The Company has revised the Information Statement on page 113 to expand its discussion of the limited partnership agreement of Autotech Fund I, L.P. in response to the Staff’s comment. However, we respectfully submit that we do not believe that the limited partnership agreement is required to be filed as an exhibit to the Registration Statement because such agreement is not a “material contract” pursuant to Item 601(b)(10) of Regulation S-K. Although the entry into the partnership agreement may not be in the ordinary course of our business, the partnership agreement pursuant to which we made our investment in Autoech is not a contract that is material to us. The commitment is immaterial in amount and significance to the Company.

Overview

Overview of SAE’s International’s Automation Levels, page 66

 

  5. Please revise your graphics on pages 66 and 74 to make the text legible.


United States Securities and Exchange Commission

Page 3

 

RESPONSE:

The Company has revised the Information Statement on pages 67 and 75 in response to the Staff’s comment.

Our Autonomous Driving Ecosystem, page 70

 

  6. Please further describe the strategic partnerships discussed here and file any material contracts related to these partnerships, or advise.

RESPONSE:

The Company has revised the Information Statement on pages 70 through 74 and 78 through 79 in response to the Staff’s comment.

We respectfully submit that we do not believe that any of the agreements with our strategic partners are required to be filed as exhibits to the Registration Statement because (i) such agreements are not “material contracts” pursuant to Item 601(b)(10) of Regulation S-K, (ii) such agreements were made in the ordinary course of business and (iii) our business is not substantially dependent on any such agreement. To that end, we do not believe these agreements are material contracts required to be filed or for which we are required to provide material disclosure regarding their terms. Additionally, these agreements are of a type that is common throughout the automotive industry. Thus, we believe that these agreements are ones that would “ordinarily accompan[y] the kind of business conducted” by us under Item 601(b)(10)(ii). Additionally, we do not believe that the referenced agreements are agreements upon which our “business is substantially dependent” under Item 601(b)(10)(ii)(B). Accordingly, we believe that we are not required to file these agreements as exhibits to the Registration Statement.

Research & Development and IP, page 82

 

  7. We note your disclosure on page 83 that you “currently hold approximately 1,200 active patents and patent applications which will expire between 2018 and 2037.” Please quantify the number of patents you currently hold, and, if material, discuss the potential effect on your business that the expiration of any specific patents will have on your business, as well as indicate the year that specific patent will expire. In addition, please identify the duration and importance of all material trademarks and licenses held pursuant to Item 101(c)(iv) of Regulation S-K.

RESPONSE:

The Company has revised the Information Statement on page 85 in response to the Staff’s comment.

Customers, page 83

 

  8. Please briefly describe the material terms of the different types of contracts you sign with you customers, and, if material, describe the material terms of the lifetime contract order of more than $1 billion for your new braking system that ANBS signed in January 2017. In addition, please describe the material terms of your joint venture agreements with Nissin Kogyo and with Volvo Cars, and file these agreements as exhibits to your registration statement or tell us why you believe this is not necessary.

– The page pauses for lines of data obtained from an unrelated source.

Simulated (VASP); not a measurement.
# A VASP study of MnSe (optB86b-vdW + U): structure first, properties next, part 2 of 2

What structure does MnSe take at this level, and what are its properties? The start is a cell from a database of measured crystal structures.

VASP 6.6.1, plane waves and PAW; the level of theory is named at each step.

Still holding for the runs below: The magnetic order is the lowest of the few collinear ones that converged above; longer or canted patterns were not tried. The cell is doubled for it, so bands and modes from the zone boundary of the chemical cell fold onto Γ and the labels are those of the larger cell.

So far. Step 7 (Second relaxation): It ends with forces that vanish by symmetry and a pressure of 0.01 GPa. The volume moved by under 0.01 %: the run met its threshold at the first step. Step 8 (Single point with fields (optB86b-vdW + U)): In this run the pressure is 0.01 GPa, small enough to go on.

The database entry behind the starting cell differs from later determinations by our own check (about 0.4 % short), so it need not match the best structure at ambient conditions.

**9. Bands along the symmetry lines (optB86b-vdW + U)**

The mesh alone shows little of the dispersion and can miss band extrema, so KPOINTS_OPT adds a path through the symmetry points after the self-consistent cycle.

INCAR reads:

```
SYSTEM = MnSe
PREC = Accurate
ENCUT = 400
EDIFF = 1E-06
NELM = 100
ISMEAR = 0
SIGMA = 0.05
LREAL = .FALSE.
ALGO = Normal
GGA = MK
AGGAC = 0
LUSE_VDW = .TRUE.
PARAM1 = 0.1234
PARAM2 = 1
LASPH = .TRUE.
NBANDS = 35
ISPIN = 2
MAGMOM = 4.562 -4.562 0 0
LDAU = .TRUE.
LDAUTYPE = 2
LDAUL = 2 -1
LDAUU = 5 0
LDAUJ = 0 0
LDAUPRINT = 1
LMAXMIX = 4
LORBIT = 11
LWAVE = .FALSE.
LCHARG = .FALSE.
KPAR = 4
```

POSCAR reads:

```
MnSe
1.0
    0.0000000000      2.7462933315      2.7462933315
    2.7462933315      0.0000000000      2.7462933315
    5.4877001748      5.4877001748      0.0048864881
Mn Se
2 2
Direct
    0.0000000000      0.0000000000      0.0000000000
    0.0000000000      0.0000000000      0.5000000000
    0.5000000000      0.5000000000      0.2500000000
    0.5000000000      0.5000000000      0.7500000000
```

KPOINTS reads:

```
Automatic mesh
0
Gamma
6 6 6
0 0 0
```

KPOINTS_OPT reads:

United States Securities and Exchange Commission

Page 4

 

RESPONSE:

The Company has revised the Information Statement on pages 86 to 87 to include the material terms of the different types of contracts the Company enters into with its customers in response to the Staff’s comment.

The Company has revised the Information Statement on page 76 to include additional information regarding the business award the Company received from ANBS in response to the Staff’s comment.

The Company has revised the Information Statement on page 93 to include the material terms of our joint venture agreements with Nissin Kogyo and Volvo Cars. The joint venture agreements with each of Nissin Kogyo and Volvo Cars will be filed in a subsequent amendment to the Registration Statement.

Certain Relationships and Related Persons Transactions

Transition Services Agreement, page 126

 

  9. Please revise to disclose the percentage above the costs of the services that Veoneer will pay pursuant to the Transition Services Agreement, and provide an estimate, if possible, of the aggregate dollar value of the amount Veoneer will pay per year for the duration of the Transition Services Agreement pursuant to Item 404(a)(3) of Regulation S-K.

RESPONSE:

The Company has revised the Information Statement on page 154 in response to the Staff’s comment.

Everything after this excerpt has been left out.